The quest to try something different propels the ambition behind “Brick,” but not the film itself. A flaccid ode to film noir, the picture just doesn’t fire on enough engines to keep itself breathing, soon crumbling under the weight of its pretentious screenwriting and monotonous performances.


Brendan Frye (Joseph Gordon-Levitt) has discovered the dead body of his ex-girlfriend. Looking to uncover what happened to her, he hides the body and starts a hunt for clues. Combing the underbelly of his high school, Brendan finds himself in deep with femme fatales, teachers, vamps, stoners, and crime figures who all want to thwart his investigation. Brendan, with nothing to lose, will stop at nothing to find his answers.

The gimmick found in Rian Johnson’s “Brick” is transplanting the hard-boiled film noir genre of the 1940s to the modern day high school. Admittedly, it’s a neat idea, but the ingenuity found in “Brick” in constipated by a lack of directorial confidence, and frankly, a decent budget to match its lofty ambitions.

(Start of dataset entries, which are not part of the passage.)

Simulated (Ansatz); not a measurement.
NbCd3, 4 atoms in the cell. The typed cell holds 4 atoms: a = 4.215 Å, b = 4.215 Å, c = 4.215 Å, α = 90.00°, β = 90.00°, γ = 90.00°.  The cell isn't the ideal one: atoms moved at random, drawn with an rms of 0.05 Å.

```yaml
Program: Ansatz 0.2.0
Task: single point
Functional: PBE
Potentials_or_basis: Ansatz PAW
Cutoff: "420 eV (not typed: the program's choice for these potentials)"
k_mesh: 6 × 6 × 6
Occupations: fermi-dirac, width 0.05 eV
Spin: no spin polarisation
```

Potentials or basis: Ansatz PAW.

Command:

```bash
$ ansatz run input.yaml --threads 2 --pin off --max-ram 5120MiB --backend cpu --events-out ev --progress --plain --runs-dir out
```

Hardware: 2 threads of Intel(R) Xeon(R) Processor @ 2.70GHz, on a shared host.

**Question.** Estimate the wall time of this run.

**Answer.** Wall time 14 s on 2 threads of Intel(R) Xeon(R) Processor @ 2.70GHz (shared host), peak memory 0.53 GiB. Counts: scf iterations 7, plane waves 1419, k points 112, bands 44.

“Brick” is a moody little film, punctuated with bursts of goofy violence. Mostly though, it’s a deliberately paced picture looking to pay homage to the great detective fiction (Dashiell Hammett, Raymond Chandler) and cinema of yesteryear with its own variety of slang and settings. One of the more controversial elements of the film has to be Johnson’s screenplay, which invents its own sticky wordplay to spice up the drama. Think of Fenster from “Usual Suspects” if he had a 3rd period chemistry class, and that’s getting close to Johnson’s design. Meant to put a distinctive stamp on the film, the dialog grows increasingly tedious and manufactured, especially when the locations don’t match the same sense of fantasy. The cast can spit the words out with minimal hiccups, but the lines feel meaningless dropping off their heavy tongues, and everything sounds clouded under the heavy blanket of the picture’s uneven sound recording.

Johnson is never able to transcend the high school gimmick either. The director fails to make the school a character in the film, instead keeping it as a dull gray background to Brendan’s “Veronica Mars” brand of journey, and only includes one faculty member (Richard Roundtree), a character he does nothing interesting with.

Joseph Gordon-Levitt is certainly an intense actor (“Mysterious Skin”), but here as Brendan, the actor is too insular, giving Johnson little to work with. Gordon-Levitt is intended to be the Jake Gittes of the film, stumbling around, falling into beatings and trouble with every passing hour. Johnson can’t find the core to Brendan, discouraging the audience from curiosity about his thought process. Perhaps the whole film is miscast, teeming with young actors (Meagan Good, Nora Zehetner) who clearly didn’t do their Bogart/Bacall homework beforehand, and a crime boss called “The Pin” played by Lukas Haas. I can’t think of a single actor with less screen menace than Lukas Haas, who drifts through the film looking ridiculous trying to channel his inner pimp.

“Brick” certainly wins points for trying to create something interesting with old recipes, and when Johnson lets the fists fly there’s a kooky spark to his scenes of brawling. Johnson’s vision is simply lacking a pulse, and when “Brick” finally heats up to a finale, it’s already deflated and finished.